That changed this past Sunday night when AMC’s Mad Men used the “Tomorrow Never Knows” in an episode that partially chronicled protagonist Don Draper’s attempt to understand the youth culture. As part of his efforts, Draper puts “Revolver” on the stereo and listens to the tune, the last track on the album. Released in 1966, the song marks a bit of turning point musically for the band and era as it showcase the band’s experiments with psychedelia. Lennon used Timothy Leary’s The Psychedelic Experience: A Manual Based on the Tibetan Book of the Dead as inspiration for the lyrics.
Draper is befuddled by the song, but Mad Men creator Matthew Weiner wasn’t confused one bit.
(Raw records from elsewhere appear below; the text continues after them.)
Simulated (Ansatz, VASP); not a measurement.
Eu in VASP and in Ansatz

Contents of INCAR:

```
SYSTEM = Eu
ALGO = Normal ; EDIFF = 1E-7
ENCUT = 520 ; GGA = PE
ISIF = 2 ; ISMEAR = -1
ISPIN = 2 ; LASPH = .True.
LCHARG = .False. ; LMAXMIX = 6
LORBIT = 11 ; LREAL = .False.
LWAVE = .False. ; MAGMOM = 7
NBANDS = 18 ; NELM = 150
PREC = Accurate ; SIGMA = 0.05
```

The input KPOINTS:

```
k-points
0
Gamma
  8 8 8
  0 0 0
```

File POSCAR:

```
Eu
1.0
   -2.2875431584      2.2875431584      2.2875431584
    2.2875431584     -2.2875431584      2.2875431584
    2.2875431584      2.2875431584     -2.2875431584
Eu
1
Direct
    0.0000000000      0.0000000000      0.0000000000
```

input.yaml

Weiner wanted the music of the actual Beatles on his show and that tune in particular. “It was always my feeling that the show lacked a certain authenticity because we never could have an actual master recording of the Beatles performing,” Weiner told the New York Times. “Not just someone singing their song or a version of their song, but them, doing a song in the show. It always felt to me like a flaw. Because they are the band, probably, of the 20th century.”
And so Weiner and his team did everything they could to make it happen. They’d been rejected before on other songs by Apple Corps, the Beatles' company that signed a landmark deal with that other Apple in 2010, but did not give up. In order to get “Tomorrow” onto the show, Weiner had to do something he isn’t a big fan of: share his story line with an outside entity. And, of course, fork over about $250,000.
“Whatever people think, this is not about money,” Weiner told the Times. “It never is. They are concerned about their legacy and their artistic impact.” And they have been extremely protective of that. The Times notes that the tune’s use on the show “is likely one of the only times that a Beatles track has been used in a TV show.”
In the five years that Jeff Jones, the head of Apple Corps, has been there, there has never been another such license and Weiner “said he was told it was the only time a Beatles song has been in a television show, other than the band’s live performances,” the Times reports.
In the end, both brands benefit and a new piece of Beatles trivia has been made.